What Ship Does
Ship takes a GitHub Issue (your spec) and assembles a team of agents to implement it, verify it independently, and open a Pull Request. One skill, full pipeline.
/mill:ship 47
The Team
| Role | Count | Purpose |
|---|---|---|
| Lead | 1 | Reads spec, sizes team, delegates work, manages cross-team contracts |
| Implementer(s) | 1-4 | Build within assigned file ownership boundaries |
| Verifier | 1 | Separate agent, clean context, reviews full changeset against every criterion |
Even a simple spec gets a team-of-1. The lead always delegates — it never implements directly.
Team size is driven by the spec’s approach:
| Approach Parts | Domain | Implementers |
|---|---|---|
| 1-4 | Single domain | 1 |
| 5-9 | Single domain | 2 (split by concern) |
| Any | Fullstack | 2-3 (one per layer) |
| 10+ | Any | 3-4 |
How It Works
Phase 1: Setup
- Launch — mill reads the issue, parses the spec structure, validates everything needed is present
- Isolate — creates a worktree on a dedicated branch (
issue-47). Your main branch stays untouched - Load context — the spec, project context from
.mill/context.md, ground knowledge, and domain guidance
Phase 2: Implement
- Delegate — each implementer gets their portion of the spec, project context, domain guidance, and explicit file ownership:
Backend implementer: src/api/, src/models/, src/services/
Frontend implementer: src/components/, src/pages/, src/hooks/
File ownership prevents conflicts when multiple implementers work in parallel. The lead manages cross-team contracts — if the backend implementer defines an API shape, the lead communicates that contract to the frontend implementer.

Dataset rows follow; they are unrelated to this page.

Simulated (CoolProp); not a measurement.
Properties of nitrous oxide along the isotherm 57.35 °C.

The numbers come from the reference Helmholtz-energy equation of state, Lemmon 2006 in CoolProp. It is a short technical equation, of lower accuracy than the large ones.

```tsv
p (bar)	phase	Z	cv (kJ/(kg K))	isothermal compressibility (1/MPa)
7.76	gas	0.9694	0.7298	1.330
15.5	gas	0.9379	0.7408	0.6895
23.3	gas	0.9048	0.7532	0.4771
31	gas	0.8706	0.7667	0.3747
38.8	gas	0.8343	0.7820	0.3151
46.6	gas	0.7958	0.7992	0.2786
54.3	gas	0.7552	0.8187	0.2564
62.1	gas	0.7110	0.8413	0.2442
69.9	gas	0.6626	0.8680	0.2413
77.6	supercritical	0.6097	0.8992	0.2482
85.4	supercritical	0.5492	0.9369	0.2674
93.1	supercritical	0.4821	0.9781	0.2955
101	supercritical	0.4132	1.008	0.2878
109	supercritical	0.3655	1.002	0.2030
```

- Build — implementers work within their boundaries, committing as they go
- Polish — after completion, each implementer gets one bounded pass to clean up rough edges, check every spec criterion against their diff, and run tests. This raises the floor before the verifier sees the code.
Phase 3: Verify
- Independent verification — the lead spawns a verifier with clean context: no access to the implementer’s reasoning, planning, or iteration history. The verifier sees only the spec and the resulting code diff. It reviews the full changeset, runs the test suite, checks every acceptance criterion, and looks for quality issues, security concerns, and scope creep.
What “clean context” means — The verifier is a separate agent that starts fresh. It doesn’t know what was hard to implement, what trade-offs the implementer considered, or what was tried and reverted. This is deliberate — it catches what self-review misses.
- Iteration cycles — when the verifier rejects:
- Verifier reports specific blockers with suggestions
- Lead identifies which implementer owns the affected code
- That implementer gets the feedback plus cumulative history of past fixes
- Verifier re-checks with clean context (no memory of previous rounds)
Rule — Iteration cycles are governed by the spec’s Loop Contract. The default is 5 cycles. After that, mill escalates to you with options: continue iterating, create PR as-is, or abort.
Phase 4: Finalize
- Create PR — mill creates a Pull Request linking back to the spec issue. Full traceability from intent to implementation
- Extract learnings — the lead reviews the session — iteration history, implementer notes, orchestration decisions — and writes a learnings observation:
---
source: ship
type: learning
issue: 47
suggested: ground/patterns/
---
# Ship #47 Learnings
- ReportService and PdfRenderer are tightly coupled — changes to one
require changes to the other
- Puppeteer needs `--no-sandbox` flag in the CI Docker container
- The PDF rendering timeout should be configurable per-report, not global
Learnings are auto-tagged with a suggested: routing hint. You decide what becomes permanent knowledge during /mill:ground review.
- Clean up — worktree removed. Git log and GitHub PRs are the history.
When Things Go Wrong
Tests fail — Implementers address test failures as part of their task, committing only after tests pass.
Verification rejects — The lead routes feedback to the responsible implementer. Iteration continues up to the Loop Contract limit.
Spec has gaps — The lead escalates with a clear description of what’s missing. The spec goes back to drafting.
Fallback mode — If agent teams aren’t available (experimental feature disabled), ship falls back to single-session mode: the lead implements directly, then does an explicit self-review phase against the spec. Iteration limit still governed by the Loop Contract. Degraded but functional.